Apple changes EU App Store rules, but will fight Europe’s demands
Critics might argue that Apple at the 11th hour stepped forward with new rules for developers in Europe that might be acceptable to the region’s anti-trust regulators — but that’s not how Apple sees it. That company, which is appealing the rules Europe has applied to directly constrain its business, says regulators have not been transparent throughout the process, making arbitrary decisions despite constant communication between both sides on the matter.
Apple does, however, hope the changes it has now introduced to its steering arrangements for developers in will bring its business in line with Europe’s Digital Markets Act. It certainly has reasons to think so; Apple said it worked with the regulators on the arrangements and believes they bring it into harmony there.
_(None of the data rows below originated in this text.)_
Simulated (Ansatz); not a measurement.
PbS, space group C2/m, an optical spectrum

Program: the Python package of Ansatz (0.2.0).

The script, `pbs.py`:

Apple announced the latest rounds of EU DMA-inspired changes via a Thursday note on its developer’s website.
Malicious compliance
But there is still a problem; Apple says that even though it’s been meeting intensively with European Commission regulators for more than a year, the experience has been a frustrating one. Regulators have continuously moved the goalposts on what compliance looks like. The company complains that they have even prevented Apple from implementing new solutions to bring its business into compliance and then fined the company for not making changes.
This has placed a big burden on the company, which has had to invest thousands of hours in attempting to meet the Commission’s ever-changing demands. From what I hear, it’s akin to throwing darts at a board attached to a rope, allowing the board to move out the way once the dart is fired. It’s an unequal, opaque process seemingly designed for Apple to lose and perhaps in itself an articulation of malicious compliance — with malice from the regulators.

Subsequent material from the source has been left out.